Brad Tucker has made a name for himself as a maker of playful, idiosyncratic art. That's pretty much what you get, too, in a new show of the Austin artist's work at Inman Gallery. Pressing News, Tucker's fifth show at the gallery, features a combination of site-specific work, video and music installation, and prints. On the site-specific front, there's "On The Level Sisters," a thin piece of plastic with holes in it that runs the length of a wall. Some of the holes have rubber balls in them. The piece is highly reminiscent of a work in Tucker's last appearance at Inman, "Tijuana Brass," which was a much sparser show that, like "On The Level Sisters," played with the architecture of the space. Though here, it seems like an out-of-place throwback.
The eye-catching installation "Bagdad Bass Club" is the main meat of the show. It features a full range of media -- multiple record players, DVD player, speakers and a TV playing VHS videos of Tucker's friends and children playing musical instruments.
Surrounding the machines are handmade items of felt, rubber, foam and painted wood that resemble the looped bands of VHS tapes and, in one case, just tape. There's a strong DIY element to these crudely constructed items, the casualness of the material and its construction another marker of the artist. The bright, youthful colors of the piece contrast with the nostalgic vibe it gives off.

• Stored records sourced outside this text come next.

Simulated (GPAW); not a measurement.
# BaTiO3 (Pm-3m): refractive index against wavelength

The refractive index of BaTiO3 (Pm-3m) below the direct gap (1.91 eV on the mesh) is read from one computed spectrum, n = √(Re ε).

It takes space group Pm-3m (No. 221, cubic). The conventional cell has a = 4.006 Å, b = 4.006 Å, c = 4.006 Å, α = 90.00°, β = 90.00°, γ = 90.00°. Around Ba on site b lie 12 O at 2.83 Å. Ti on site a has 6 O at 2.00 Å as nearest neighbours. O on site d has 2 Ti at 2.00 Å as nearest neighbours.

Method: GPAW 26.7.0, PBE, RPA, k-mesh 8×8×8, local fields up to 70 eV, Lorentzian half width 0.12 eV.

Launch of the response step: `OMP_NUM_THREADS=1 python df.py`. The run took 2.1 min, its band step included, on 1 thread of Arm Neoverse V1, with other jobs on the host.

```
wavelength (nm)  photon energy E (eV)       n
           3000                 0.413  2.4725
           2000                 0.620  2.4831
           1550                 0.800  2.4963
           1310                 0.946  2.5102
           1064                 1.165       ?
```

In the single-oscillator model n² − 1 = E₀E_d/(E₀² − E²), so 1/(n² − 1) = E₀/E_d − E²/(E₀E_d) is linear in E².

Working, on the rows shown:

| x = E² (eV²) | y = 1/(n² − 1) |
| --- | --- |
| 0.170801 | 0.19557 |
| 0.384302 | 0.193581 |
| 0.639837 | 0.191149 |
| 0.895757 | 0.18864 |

Along the walls of this playroom hang rarely exhibited prints by the artist. The series of abstract paintings are made with hand-cut rubber stamps and ink pressed into stretched canvas. Lines are the subject here -- crisscrossed, squiggly, latticed, diagonal, straight lines of all colors. There's even a frame of "X's" in the work "Full Court" that seem to echo the accordion gates of the "Tijuana Brass" show. All these stamped lines are a bit off-kilter, as if none of the pieces were premeditated or planned out. In "Staples," two different canvases are even joined together, like some sort of Frankenstein's monster.
The works are definitely the hand of Tucker, embodying his playful, laid-back style, but they just didn't do it for me. It all seemed a little too half-assed -- the lack of craftsmanship in the installation, where pieces of foam were laid about not seeming to serve any purpose or representation; the unevenness of the prints; the incongruity of it all. Though I did enjoy the way Tucker played with space and perception. "On The Level Sisters" is comically low to the ground, just an inch off of it, so that you're forced to bend over and follow it down the wall. And "Bagdad Bass Club" had a similar low sprawling sense, the TV, speakers and record players just lying on the floor, asking you to come down to its level.